Adaptively Tuned High-Order Unstructured Finite-Volume Methods for Turbulent Flows

Turbulent fluid flow is characterised by the seemingly disordered and unpredictable movement of fluid particles that begin to swirl and create eddies. Several processes and products such as wind-turbines, combustion, cars, aircrafts are fated to coexist with turbulence. Therefore, understanding turbulent flows, is of paramount importance to improve the performance of many processes and products. Until the full secrets of the Navier-Stokes equations that describe fluid flows are unlocked, researchers across several disciplines will continue to rely on experiments and computational fluid dynamics (CFD) for casting new light on turbulent flows.

Most turbulent flows of practical importance to scientists and engineers are characterised by high-Reynolds numbers, with a wide range of spatial and temporal scales available. The resolution required to resolve all the scales present using direct numerical simulation (DNS) of the Navier-Stokes equations is not feasible due to the computational cost, even with the most powerful supercomputers available today. Large eddy simulation (LES) family of methods have established themselves as an elegant alternative for transient simulations, where the large scales are resolved, and the effects of the unresolved small scales is modelled.
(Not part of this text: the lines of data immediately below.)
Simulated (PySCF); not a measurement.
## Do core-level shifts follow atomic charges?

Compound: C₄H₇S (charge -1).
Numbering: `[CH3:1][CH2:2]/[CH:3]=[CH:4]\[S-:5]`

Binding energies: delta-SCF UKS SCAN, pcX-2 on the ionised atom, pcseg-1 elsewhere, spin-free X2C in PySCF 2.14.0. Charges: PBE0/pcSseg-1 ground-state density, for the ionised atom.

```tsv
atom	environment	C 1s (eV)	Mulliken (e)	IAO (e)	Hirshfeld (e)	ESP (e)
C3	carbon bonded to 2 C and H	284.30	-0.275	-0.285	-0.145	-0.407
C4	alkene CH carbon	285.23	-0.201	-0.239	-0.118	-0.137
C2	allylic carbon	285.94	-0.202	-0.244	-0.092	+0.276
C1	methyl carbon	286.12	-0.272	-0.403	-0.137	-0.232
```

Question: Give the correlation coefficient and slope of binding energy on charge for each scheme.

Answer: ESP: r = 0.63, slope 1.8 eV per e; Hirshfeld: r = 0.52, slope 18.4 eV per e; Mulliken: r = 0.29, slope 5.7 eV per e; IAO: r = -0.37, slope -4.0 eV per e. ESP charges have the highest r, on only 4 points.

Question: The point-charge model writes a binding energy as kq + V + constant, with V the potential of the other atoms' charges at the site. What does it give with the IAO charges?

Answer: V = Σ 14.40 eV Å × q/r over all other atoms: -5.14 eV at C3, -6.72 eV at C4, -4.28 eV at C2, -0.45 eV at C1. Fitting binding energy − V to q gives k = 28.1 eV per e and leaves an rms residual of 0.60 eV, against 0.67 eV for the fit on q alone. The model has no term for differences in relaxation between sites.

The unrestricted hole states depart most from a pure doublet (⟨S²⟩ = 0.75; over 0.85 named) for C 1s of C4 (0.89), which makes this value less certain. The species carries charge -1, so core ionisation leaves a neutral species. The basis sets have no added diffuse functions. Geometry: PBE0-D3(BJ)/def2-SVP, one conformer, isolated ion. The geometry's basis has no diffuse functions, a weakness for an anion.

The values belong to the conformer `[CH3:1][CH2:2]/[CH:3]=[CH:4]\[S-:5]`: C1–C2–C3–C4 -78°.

Non-linear numerical methods are widely used for compressible LES simulations since they can exhibit two important properties. Firstly, a non-oscillatory behaviour across flow discontinuities and secondly a low-numerical dissipation in smooth regions of the flow. A considerable body of research work has been devoted in striking the perfect balance between these two properties. However, their tuning has been limited to controlling the numerical dissipation and dispersion on uniform Cartesian meshes, since there are no established techniques to expand their tuning to meshes consisting of different element types.

This research seeks to develop a new class of non-linear methods, that can offer automatic dissipation and dispersion adjustment (ADDA), through the introduction of suitable novel metrics, that are applicable to any type of unstructured mesh. These methods will be applied to a series of carefully selected turbulent flow problems including moderate and high Reynolds numbers using unstructured meshes, and using the national ARCHER2 High Performance Computing (HPC) facility. The developed methods will be available in the free open source ucns3d CFD software and will be supported by the generated datasets that will be available in a open repositories.


Finally this research will make a considerable impact on the UK fluid dynamics industry that generates £13.9 billion worth of output from over 2,200 firms and employs 45,000 people, while the total UK turnover of firms engaged in fluid dynamics exceeds £200 billion and employ over half a million people according to the latest UK Fluids Network Sept 2021 report. This research will contribute towards UK-led research that enables the development of CFD software that is routinely employed in all industry sectors and has established the UK as a world leader in CFD that in turn drives global companies to engage with UK experts for driving innovation for improving the quality of life.